3 Numbers: Manufacturing PMIs to provide insights into Brexit effect
- Full effect of Brexit unlikely in the Eurozone's June final manufacturing survey
- European Central Bank officials to speak, but no new messages expected
- US ISM manufacturing survey expected to remain solid
By Juhani Huopainen
Investors are still paralysed by the aftermath of Britain’s vote to leave the European Union. News feeds and commentaries are dominated by the event and other economic data or speeches have been paid little attention. Slowly but surely this will change, and the obvious first candidates will be the eventual policy path of the Federal Reserve and the European Central Bank.
The ECB will have to soon present changes to its bond purchase programme, as the bank is running out of German bonds to buy. In the UK, it will be interesting to see how badly the business sentiment has been hurt by Brexit – the first glimpse will probably be the July business sentiment surveys, but it will take a month from now before we get that. Today’s manufacturing survey for June is expected to show a small increase to 50.3 – but still close to the lowest levels seen since early 2013.

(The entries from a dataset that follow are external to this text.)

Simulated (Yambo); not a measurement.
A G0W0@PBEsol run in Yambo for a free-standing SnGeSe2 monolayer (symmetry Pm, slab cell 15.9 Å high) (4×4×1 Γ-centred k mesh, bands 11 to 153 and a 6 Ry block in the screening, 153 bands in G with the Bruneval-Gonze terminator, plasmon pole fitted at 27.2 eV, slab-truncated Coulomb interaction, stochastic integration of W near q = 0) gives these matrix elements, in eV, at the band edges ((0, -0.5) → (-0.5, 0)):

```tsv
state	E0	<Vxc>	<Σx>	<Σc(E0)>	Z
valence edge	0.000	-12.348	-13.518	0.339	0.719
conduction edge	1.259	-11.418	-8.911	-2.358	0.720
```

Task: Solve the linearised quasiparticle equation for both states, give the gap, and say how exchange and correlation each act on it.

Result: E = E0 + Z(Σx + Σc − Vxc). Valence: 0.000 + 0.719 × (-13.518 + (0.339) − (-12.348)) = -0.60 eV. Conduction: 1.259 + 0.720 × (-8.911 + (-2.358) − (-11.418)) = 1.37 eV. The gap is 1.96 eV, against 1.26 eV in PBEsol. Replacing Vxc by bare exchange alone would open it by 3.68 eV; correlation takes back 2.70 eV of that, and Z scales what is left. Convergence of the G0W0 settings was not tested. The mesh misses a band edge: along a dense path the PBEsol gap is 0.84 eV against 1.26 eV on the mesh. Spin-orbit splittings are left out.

Euro area June Manufacturing Purchasing Manager Index (0830 GMT). The June flash index had a surprisingly perky reading of 52.6, and no change is expected in the final reading. That is the highest since January 2016, which means the real economy was not fazed by the looming Brexit threat. Maybe that was because Remain was expected to win, or maybe Leave is not expected to lead to long-lasting damage to the European economy.
European Central Bank’s officials central bank speeches. The ECB’s Peter Praet (1000 GMT) and Bank of England’s Andrew Haldane (1500 GMT) will be speaking at the FT Festival of Finance.
ECB’s Benoit Coeure will speak at the 60th anniversary of Club de Paris (0715 GMT). The Paris Club is an informal group of officials from creditor countries. Permanent members include countries like Spain, Italy and Ireland, which is an interesting twist as many of the so-called creditor countries are either deeply in debt or have been bailed out themselves.
US June ISM Manufacturing Survey (1400 GMT). The Institute for Supply Management’s manufacturing survey in May had the composite index at 51.3, clearly higher from last winter’s recessionary levels, and it is expected to have risen to 51.4 in June.
The Federal Reserve's ability to hike rates during the rest of the year is seriously questioned. This has not hurt the USD much, as the currency’s safe haven role has kept the demand high. As Brexit becomes generally better understood and accepted, the USD could see some initial weakness but that could be followed by renewed expectations of rate hikes.
The report will be published here.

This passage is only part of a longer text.